On January 13th, Compassion International told the sponsors of 130,000 Indian children that, barring an unlikely turn of events, it would cease operations in India in mid-March.

The announcement came a year after the Indian government told the organization that “it could no longer receive funding from outside the subcontinent.”

While the news dismayed Compassion’s donors, it shouldn’t have come as a surprise to those familiar with the deteriorating state of religious freedom in India.

Compassion’s announcement comes shortly after Open Doors International released its “World Watchlist,” which ranked the worst countries in which to be a Christian.

North Korea, of course, ranked first again. The next twelve countries are either overwhelmingly Muslim or, like Nigeria, are suffering from an Islamist insurgency—in this case, Boko Haram—that targets Christians.

Then at #15, just behind Saudi Arabia, is India. Why? India is neither Islamic nor a repressive dictatorship like North Korea or China.

David Curry, the CEO of Open Doors, told Morgan Lee and Mark Galli of Christianity Today that the situation in India reflects the rise of what he calls “ethnic nationalism,” in which what it means to be an Indian is defined in religious—in this case, Hindu—terms. An Indian who is a Christian or, for that matter, a Muslim, is regarded as less than truly Indian, because Hinduism is at the heart of what it means to be an Indian.

This ideology goes by the name “Hindutva,” which literally means “Hinduness.” It’s an ideology that belies the western image of India as a land of Gandhi, gurus, and nonviolence. There’s nothing peaceful or tolerant about Hindutva. On the contrary, the man who assassinated Gandhi was an adherent of Hindutva and felt that Gandhi had betrayed the Hindu community.

The current ruling party in India, the BJP, is ideologically committed to the idea of Hindutva. As Vice News put it, Prime Minister Narendra Modi, in addition to being implicated in the 2002 massacre of 2,000 Muslims while governor of Gujarat, has also been “accused of promoting India's majority religion of Hinduism to the detriment of Christianity, Islam, and other faiths.”

Conversion to Christianity banned

The ruling party’s commitment to Hindu supremacy is perhaps best reflected in the various laws prohibiting religion conversion. Six Indian states have enacted laws in the past several years that effectively ban conversions from Hinduism to Christianity or to Islam.

This is the political and cultural context in which Compassion’s decision must be seen. The Indian government knows that the money coming from outside of India is highly unlikely to be replaced by donations from within India.

It also knows that it can use all the help it can get: 44% of Indian children under five are underweight and 72% of its infants suffer from anemia.

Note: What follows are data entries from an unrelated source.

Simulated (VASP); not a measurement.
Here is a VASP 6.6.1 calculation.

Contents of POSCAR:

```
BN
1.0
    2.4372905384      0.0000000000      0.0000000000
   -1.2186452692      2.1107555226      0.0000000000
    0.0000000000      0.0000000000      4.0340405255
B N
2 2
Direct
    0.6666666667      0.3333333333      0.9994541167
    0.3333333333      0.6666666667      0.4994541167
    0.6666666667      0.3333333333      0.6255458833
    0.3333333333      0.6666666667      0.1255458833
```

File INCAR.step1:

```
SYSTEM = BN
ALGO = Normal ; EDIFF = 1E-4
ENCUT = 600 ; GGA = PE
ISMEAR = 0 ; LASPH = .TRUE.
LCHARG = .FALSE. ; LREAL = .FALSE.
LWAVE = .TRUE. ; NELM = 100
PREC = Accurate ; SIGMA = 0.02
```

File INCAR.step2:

And more than 50% of children are sexually abused!

So why block Compassion International? Because nationalism in the form of Hindutva trumps helping malnourished children.

Of course. Children have no voice! They don't vote! But it seems to always be the children who suffer from man's evil and folly.

What can we do about it? The good news is that, unlike North Korea or Somalia, we do have some political leverage. India wants to increase its annual trade with the USA five-fold “over the near term.” Christians should let the Trump administration know that such increases must be accompanied by a greater respect for religious freedom on the subcontinent.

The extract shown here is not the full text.